THE morning after the 2016 All-Ireland final, Brian Cody spoke to a number of journalists at the Citywest hotel in Saggart.
Kilkenny's nine-point defeat to Tipperary looked like a landmark point in the life-cycle of that team.
Transition was inevitable but Cody was bullish that Kilkenny were ready for it.
"There are players on our panel who haven't been seen yet, but who will quickly become top players," he said. "You can rest assured of that."
The comment sounded defensive but Cody still felt the need to say it. He may have been looking more long-term but it was difficult to know who Cody was referring to.
Of the 12 players on the 35-man 2016 squad who hadn't yet played championship, only four made their debuts last summer; Richie Reid, Conor O'Shea, Joe Lyng and Chris Bolger. Richie Leahy and Paddy Deegan also featured but Cody's rebuilding project clearly needed to be accelerated in Year Two.
This spring, that phase was heavily reconstructed with last year's U-21 panel, 15 of whom were initially assembled together as part of a training squad of 50.
Cody used 29 players in the 2017 league but a whole new roster was rolled out this spring. Cody used 36 players, many of whom were rookies, and still managed to win the league.
Six of the starting team which defeated Tipperary last Sunday have yet to play championship hurling. Seven of the players used played in last year's All-Ireland U-21 final defat to Limerick.
Two of those who started on Sunday - Alan Murphy and Martin Keoghan - didn't even start in that U-21 final. Murphy was third-choice goalkeeper with the senior team last year while Keoghan was still in school, having played for St Kieran's in the 2017 All-Ireland Colleges final.

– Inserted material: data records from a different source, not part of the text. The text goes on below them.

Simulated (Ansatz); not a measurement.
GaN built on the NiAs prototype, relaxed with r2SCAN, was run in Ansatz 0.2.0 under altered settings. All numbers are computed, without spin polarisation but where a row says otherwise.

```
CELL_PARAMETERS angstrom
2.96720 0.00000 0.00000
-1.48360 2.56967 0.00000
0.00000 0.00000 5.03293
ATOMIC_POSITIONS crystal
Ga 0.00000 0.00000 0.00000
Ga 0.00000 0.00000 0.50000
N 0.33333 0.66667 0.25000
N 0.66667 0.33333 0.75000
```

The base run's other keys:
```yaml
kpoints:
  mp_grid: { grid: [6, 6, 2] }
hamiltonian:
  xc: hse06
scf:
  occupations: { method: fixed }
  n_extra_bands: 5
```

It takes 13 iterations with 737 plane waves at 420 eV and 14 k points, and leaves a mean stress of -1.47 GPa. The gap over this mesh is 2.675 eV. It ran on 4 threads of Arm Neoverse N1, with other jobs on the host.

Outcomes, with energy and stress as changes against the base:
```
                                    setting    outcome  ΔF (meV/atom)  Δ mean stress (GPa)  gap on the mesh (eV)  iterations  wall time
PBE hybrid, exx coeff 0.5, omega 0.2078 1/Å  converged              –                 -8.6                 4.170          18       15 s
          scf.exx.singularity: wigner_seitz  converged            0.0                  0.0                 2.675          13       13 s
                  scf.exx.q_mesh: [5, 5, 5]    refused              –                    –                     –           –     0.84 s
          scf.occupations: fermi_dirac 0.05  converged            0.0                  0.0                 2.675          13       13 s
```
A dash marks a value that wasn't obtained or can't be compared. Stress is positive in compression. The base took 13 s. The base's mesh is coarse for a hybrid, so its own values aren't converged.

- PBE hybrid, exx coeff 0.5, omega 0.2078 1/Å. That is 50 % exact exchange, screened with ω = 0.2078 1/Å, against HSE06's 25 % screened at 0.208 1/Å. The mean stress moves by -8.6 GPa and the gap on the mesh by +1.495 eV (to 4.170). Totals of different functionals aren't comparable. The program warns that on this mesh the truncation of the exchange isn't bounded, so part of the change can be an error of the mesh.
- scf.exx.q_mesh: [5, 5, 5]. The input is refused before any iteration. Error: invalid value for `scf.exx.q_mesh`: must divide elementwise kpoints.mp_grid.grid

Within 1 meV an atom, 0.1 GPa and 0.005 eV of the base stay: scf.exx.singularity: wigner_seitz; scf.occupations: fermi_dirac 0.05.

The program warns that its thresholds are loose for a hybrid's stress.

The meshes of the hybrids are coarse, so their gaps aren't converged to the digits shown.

Cody's trawl this spring has been more extensive than at any other time during his reign.
He has been forced to dig deep into his resources but Cody's ability to mine uncut stones and polish them into rare gems has been a hallmark of his, and Kilkenny's, success. Eddie Brennan, Derek Lyng, Brian Hogan and Martin Comerford never played minor for Kilkenny and were the greatest expression of Cody's philosophy.
There has always been a culture of late developers in Kilkenny, ranging from big names of Pat Delaney to Kieran Purcell to Charlie Carter.
Eamonn Kennedy was 28 when he won an All-Star in his maiden season in 2000. Shane Prendergast, who captained the team in the 2016 All-Ireland final, made his championship debut the previous year at 29.
An arduous apprenticeship is often a prerequisite in Cody's world. Even some of the best players often had to do hard time. Michael Fennelly, Richie Hogan and TJ Reid spent years trying to establish themselves.
Not having as many quality young players rolling off the production line in recent years increased opportunity for older players and accelerated the massive flux the panel.
But this spring, Cody has heavily invested in youth. And thrown them in a lot earlier.
There were no U-21s on the 2014 panel. There are five U-21s on the 2015 extended panel but none of them made the 26 for the All-Ireland final. Only one of the starting team for that final was under 23.
The younger players were handed the responsibility this spring. They may not have had the experience, or served the same apprenticeship as many were forced to in the past, but in Cody's world, the process in Nowlan Park has always been king.
That culture was always transferable. It was still largely dictated by the older players but the constant drip-feed of big-name departures in recent years left a huge vacuum.
Their legacy was always likely to leave an unforgiving burden on those coming after them. On the otherhand, there were enough of them still around to ensure that they would show those young players the Kilkenny way, and what is expected under Cody.
The production line may have stuttered. Since winning All-Ireland minor and U-21 titles in 2008, Kilkenny have added just two All-Irelands, minor titles in 2010 and 2014.
Yet Kilkenny's underage teams have still been competitive. The U-21s reached last year's All-Ireland final. The minors narrowly lost the semi-final to eventual winners Galway.
And St Kieran's have won four of the last five All-Ireland Colleges titles. It would have been five-in-a-row if a young team hadn't narrowly lost last year's All-Ireland final to Templemore.
Many of those young players are now in the Kilkenny squad as Cody attempts to build another All-Ireland winning team.
Last Sunday's win was his 20th national senior title as a manager (11 All-Irelands, nine leagues) but it was surely one of Cody's sweetest considering Kilkenny's starting point in 2018.
Winning another All-Ireland now will be one of Cody's greatest challenges. But it would also represent probably Cody's greatest triumph.
Whatever happens, Cody will just continue with the process. Because in his world, the process has always been king.
In his post-match interview on TG4 immediately after Sunday's final, Mícheál Ó Domhnaill asked TJ Reid if he thought, after losing their first two matches against Cork and Clare, that winning a league title was a possibility.
Reid instantly turned the question on its head by framing it in a completely different context, the context by which Kilkenny viewed their predicament at that point of the campaign.
"We lost to Cork by three points," said Reid. "We lost to Clare too by only three points, and we were missing six or seven players as well.
"We won the league final today and still have three or four starting players to come back. There is great belief here."
A winning culture, and one that demands nothing only success, will always make Kilkenny see things differently to everyone else.
And Sunday's win further underlined that, while the names and the faces may change, the culture under Cody never will.